Monday, Feb. 08, 1982

Many Do Not Get Counted

Robert London was a Ford car salesman with his share of the comforts of middle-class life in Southern California, He drove a leased Mazda RX 7, rented a pleasant apartment in the Los Angeles suburb of Glendale and had a closetful of sports jackets and ties. A bachelor, London spent almost all of his income, which in better times reached $2,000 a month.

Then interest rates rose and public enthusiasm for American cars fell. London's sales skills were not enough to overcome those obstacles, and a year ago his monthly take-home line dropped to $250. His job, in effect, disappeared. He recalls sadly, "Salesmen don't get fired. They give up."

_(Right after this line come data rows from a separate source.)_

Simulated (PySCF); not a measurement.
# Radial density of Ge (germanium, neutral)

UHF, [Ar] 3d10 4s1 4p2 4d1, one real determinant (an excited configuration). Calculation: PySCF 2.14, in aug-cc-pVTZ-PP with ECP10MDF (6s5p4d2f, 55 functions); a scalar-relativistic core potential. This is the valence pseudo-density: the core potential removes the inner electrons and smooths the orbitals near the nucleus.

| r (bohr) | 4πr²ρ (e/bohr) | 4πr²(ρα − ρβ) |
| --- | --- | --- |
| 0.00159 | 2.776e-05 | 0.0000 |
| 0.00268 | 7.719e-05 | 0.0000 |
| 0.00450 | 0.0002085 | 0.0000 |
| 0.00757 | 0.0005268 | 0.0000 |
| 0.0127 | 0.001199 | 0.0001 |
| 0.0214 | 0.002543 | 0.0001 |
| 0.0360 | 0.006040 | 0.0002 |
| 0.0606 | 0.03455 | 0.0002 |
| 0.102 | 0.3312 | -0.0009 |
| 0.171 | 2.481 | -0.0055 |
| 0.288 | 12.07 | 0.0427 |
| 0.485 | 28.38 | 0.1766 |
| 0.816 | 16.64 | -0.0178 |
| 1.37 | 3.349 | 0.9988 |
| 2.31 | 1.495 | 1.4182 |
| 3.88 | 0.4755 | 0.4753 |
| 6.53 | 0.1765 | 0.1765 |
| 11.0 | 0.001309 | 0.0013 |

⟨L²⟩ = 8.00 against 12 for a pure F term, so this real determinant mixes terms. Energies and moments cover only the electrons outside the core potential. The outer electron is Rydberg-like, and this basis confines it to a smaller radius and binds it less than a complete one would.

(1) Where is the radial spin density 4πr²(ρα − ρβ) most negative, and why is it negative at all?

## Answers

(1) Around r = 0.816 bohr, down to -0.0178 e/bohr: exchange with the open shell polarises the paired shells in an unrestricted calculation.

London resigned, only to find that car sales were slow everywhere else. Worse, his training in accounting dated back more than 30 years and was obsolete in a computerized era. He was 54 and unable to find work. His finances slid downhill fast. He had no significant savings. He could not get credit or loans. Because technically he had quit his job, he did not qualify for unemployment benefits. Within four weeks he wound up in Los Angeles "with two dollars in my pocket looking for some place to eat." A passer-by steered him to the Union Rescue Mission. A year later London is still there, receiving meals, a bed in an eight-man dormitory room and an $8 weekly allowance. He plans to stay. He has given up hope of finding a job. He made one last-gasp effort in June, touring every car dealership in Los Angeles. "The business has changed," he says, "and I do not see how it is ever going to pick up for a man my age."

Even though he would like a job, London is not officially regarded by the Government as unemployed. Instead he personifies the "discouraged worker," whom the Bureau of Labor Statistics defines as a person who wants to work but cannot find a job, and thus has not looked actively within the past four weeks. Had London and approximately 1.2 million other "discouraged workers" been included in the December unemployment report, the painful rate of 8.9% would have risen to 9.9%.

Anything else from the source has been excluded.